Showing posts with label William Hickes. Show all posts
Showing posts with label William Hickes. Show all posts

Sunday, August 07, 2016

This Is the Most Honest Analysis of the Shooting Covered by Nine Police Body-Cams

Dressed up to the nines.
There is a proverb which has been of old, 
And many men have likewise been so bold, 
To the discredit of the Taylor’s Trade,Nine Taylors go to make up a man, they said.
          But for their credit I’ll unriddle it t’ye:
A draper once fell into povertie, Nine Tayors joyn’d their purses together then, 
To set him up, and make him a man again. Captain William Hickes Grammatical Drolleries, 1671
Cousin Bill might have been thinking of all cutting and pasting and rewinding and sewing sentiments about the recent Paul O'Neal shooting in Chicago.

It seems that nine Body/Dash Cams have been offered up to the lawyers and the activists and each and every one of us to come to the final public judgment of the Police officers involved.

I watched the videos.  They remind me of the shootings that I have been in the middle of on 79th Street over the last twenty years. Everything happens in a blink and the adrenaline pumps furiously. Circa 1999: Who fired the shots?  Some GD from near the parking lot entrance on Sangamon, across from Leo High School.  Describe him.  He was a GD emptying a 9mm as fast as he could.   How was he dressed?  Something like this

Yeah, that's him.

The police no longer investigate a shooting - good or bad - because that has been coopeted, to use that swell socially and politically correct Marxist appellation so vocally hugged on NPR and aped on CBS, NBC and ABC, by the activists and the lawyers and the hungry media.  The activists and the lawyers dole out the portions of "facts' to media players according to their willful suspension of disbelief and accountability.

No matter that the prosecution of police officers in the Philadelphia Freddie Grey case have been universally found not guilt of murder.  The attorney for the O'Neal Family punctuates each clause and sub paragraph with shouts of " Murder Most Foul" just to make sure that rage is all the rage.

I read everything.  I talk to my neighbors and many of them are current or retired police officers of very long service.  Some neighbors think the one thing and others the other. The police neighbors are identical in their assessments.  Body/Dash Cams, or not, the police officers will come out of the situation in any manner - well.

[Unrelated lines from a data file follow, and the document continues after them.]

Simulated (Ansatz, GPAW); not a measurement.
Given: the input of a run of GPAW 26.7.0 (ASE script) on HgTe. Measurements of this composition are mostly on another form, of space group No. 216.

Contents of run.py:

This morning I read the best assessment of what has happened, in Second City Cop.  This is valuable.
We've been seeing a bit of criticism in the comment sections, ripping coppers for "Monday morning quarterbacking" and "you weren't there..." and everything in between. This isn't 1970 any more. This isn't the 80's or the 90's. This isn't even the 00's when personal cell phone cameras were just coming into widespread usage. This is 2016, and in-car cameras along with body-worn cameras are fast becoming the norm along with every single person on the street with a digital photo studio at their fingertips.
Policing is under a harsh spotlight and police work, especial hands-on police work, isn't pretty. But a even-handed, unemotional critique of the actions captured on video can be a benefit. It can educate the public, media and our critics. If the only voice being heard is the voice of the assholes shutting down reasoned discourse, then we are going to be backed into a corner that there is no coming out from. Some here feel we're already at that point. Reasonable men and women can disagree as to how far gone it is. And sometimes that involves taking a look inward.
That being said, we have a series of posts to address the videos over the next few days. And the first one is to rebut some of the more outrageous "sanctification" promulgated by the media and the protestors. We want to take you back in time to 03 August, to the Naperville Sun newspaper:
Five vehicles were stolen during the early-morning hours of July 26 in Naperville, while four were taken around 3 a.m. July 28 in Bolingbrook, authorities in both communities confirmed. Additionally, more than 30 vehicles were burglarized that same morning in Naperville.
A suspect in the Bolingbrook thefts, 18-year-old Paul O'Neal, of Chicago, was fatally shot by police around 7:30 p.m. July 28 behind a house in the 7300 block of South Merrill Avenue in Chicago.
Bolingbrook police Lt. Carter Larry on Wednesday said O'Neal was "clearly seen on video" at a service station where six suspects regrouped following the thefts in that village.
This is the "hero" of the media and "community" narrative - a car thief and a credit card thief. Does anyone know what his record looks like? And why is it all of these "heroes" seem to have social media pages with them holding guns?
And the early onset arthritis - we forgot about that.
Then there's the family, weeping, saying "He had goals." Um, what goals? Stealing a Bugatti maybe? Ferrari? How about a Lamborghini? Unfortunately, he'll always be remembered as only achieving a Jaguar. How sad.
Here's the thing - all of this, every single bit of it, could have been avoided if he didn't take something that didn't belong to him. Blame is on the parent(s), family, whomever - someone didn't install a moral compass on this thief and in the process, set him on the road to destruction, taking who knows how many others with him.
And there were plenty of opportunities to stop him - his first arrest, his second, the judge(s) who gave him how many additional chances, the parent who didn't better monitor his associations, maybe a clergy person, a social worker, the list is endless. But the cops are going to take the final hit because all of these other misses led to:
  • Theft of Auto
  • PSMV
  • Aggravated Assault (with the auto)
  • Aggravated Battery (with the same auto)
If he had survived, how many felonies is that right there? All committed in the span of sixteen hours? Let's not lose sight of that, even though the media and story-tellers already have. He began, continued and ended with bad decisions he made, all on his own.
More tomorrow.
Naperville and Bolingbrook police are investigating a possible link between two incidents of multiple vehicle thefts that occurred within two days of one another, and in which one suspect was later shot to death by Chicago police.

Nine cameras come nowhere near the Truth.  However, the people with the loudmouths, the bullhorns, the talking-points and the final solutions are not interested in anything but outcomes.